Cattle smuggling on India-Bangladesh border in Bengal sets off alarm bells
Hundreds of cattle were illegally sent from India to Bangladesh within a couple of days this week, according to officials of the Border Security Force (BSF) on Thursday, who said the smugglers were tying the animals to a rudimentary raft and using a flooded river that runs between the two countries to send them across the border — a method not seen before.
Tens of thousands of cattle are estimated to be smuggled to Bangladesh annually through the porous 2,216-km India-Bangladesh border in West Bengal. Between Tuesday and Wednesday, 261 cattle being smuggled through the Padma river were seized -- compared to the single-digit numbers seen every day on an average.
“The river is so wide that it is not easy for anyone to chase and seize cattle using boats. Moreover, smugglers prefer to send cattle after sunset to avoid detection,” said an officer of the BSF, asking not to be named.
The official added that smugglers are using floods in the river to devise a new method -- the heads of the bovines are placed between two banana tree trunks and bound together before they are pushed in the water from where the currents take them to the other side.
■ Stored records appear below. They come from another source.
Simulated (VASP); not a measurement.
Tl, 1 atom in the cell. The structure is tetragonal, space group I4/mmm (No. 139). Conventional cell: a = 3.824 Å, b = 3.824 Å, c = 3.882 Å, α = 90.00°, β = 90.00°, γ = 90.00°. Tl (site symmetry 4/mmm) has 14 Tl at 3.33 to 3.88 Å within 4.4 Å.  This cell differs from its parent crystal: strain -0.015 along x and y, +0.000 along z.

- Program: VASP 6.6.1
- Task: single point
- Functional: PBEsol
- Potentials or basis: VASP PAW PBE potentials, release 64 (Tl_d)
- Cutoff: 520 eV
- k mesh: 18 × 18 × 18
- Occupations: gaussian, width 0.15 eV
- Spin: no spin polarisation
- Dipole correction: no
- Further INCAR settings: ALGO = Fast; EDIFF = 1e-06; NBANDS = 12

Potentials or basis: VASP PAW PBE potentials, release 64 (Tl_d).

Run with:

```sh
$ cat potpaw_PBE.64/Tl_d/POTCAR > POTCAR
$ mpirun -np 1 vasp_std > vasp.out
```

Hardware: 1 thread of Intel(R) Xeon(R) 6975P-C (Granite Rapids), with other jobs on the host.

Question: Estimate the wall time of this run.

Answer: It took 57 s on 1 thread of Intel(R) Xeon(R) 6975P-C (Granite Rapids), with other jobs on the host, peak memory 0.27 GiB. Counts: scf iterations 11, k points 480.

BSF’s South Bengal Frontier spokesman, SS Guleria said the problem is worse at places where the river widens. “At some points, where the river is not very wide, we are using nylon nets to prevent cattle smuggling,” he said, accusing some state police officials of helping the suspects.
“We have sought the help of [West Bengal] director general of police to seize cattle laden trucks before they reach border areas,” he added.
A second BSF officer, who asked not to be named, said the smugglers drop cattle mainly at places where the river is over 700-800 metres wide. “The water currents take some cattle to Bangladesh before they could be captured,” this official added.
Three Bangladeshi nationals, Jahirul Islam, 25, Md Rocky, 19, and Md Dalim Riza, 26, were arrested for the smuggling that was detected on Tuesday and Wednesday.
Residents said the demand for cattle in Bangladesh has been going up ahead of Eid festivities in the second week of August.
“Every year before Bakr-Eid the demand for cattle rises in Bangladesh,” said Ataur Ali, a resident of Raghunathganj in Murshidabad district.
According to BSF data, 38,950 cattle were seized from the South Bengal border covering North 24 Parganas, Nadia, Murshidabad and Malda districts in 2018. This year, 16,350 cattle have been seized and 50 Bangladeshi and 70 Indian smugglers arrested so far.
“We are alert about any efforts of smuggling across the border and would thwart it,” said Prasenjit Banerjee, sub-divisional police officer of Jangipur, where the recent seizures have been made.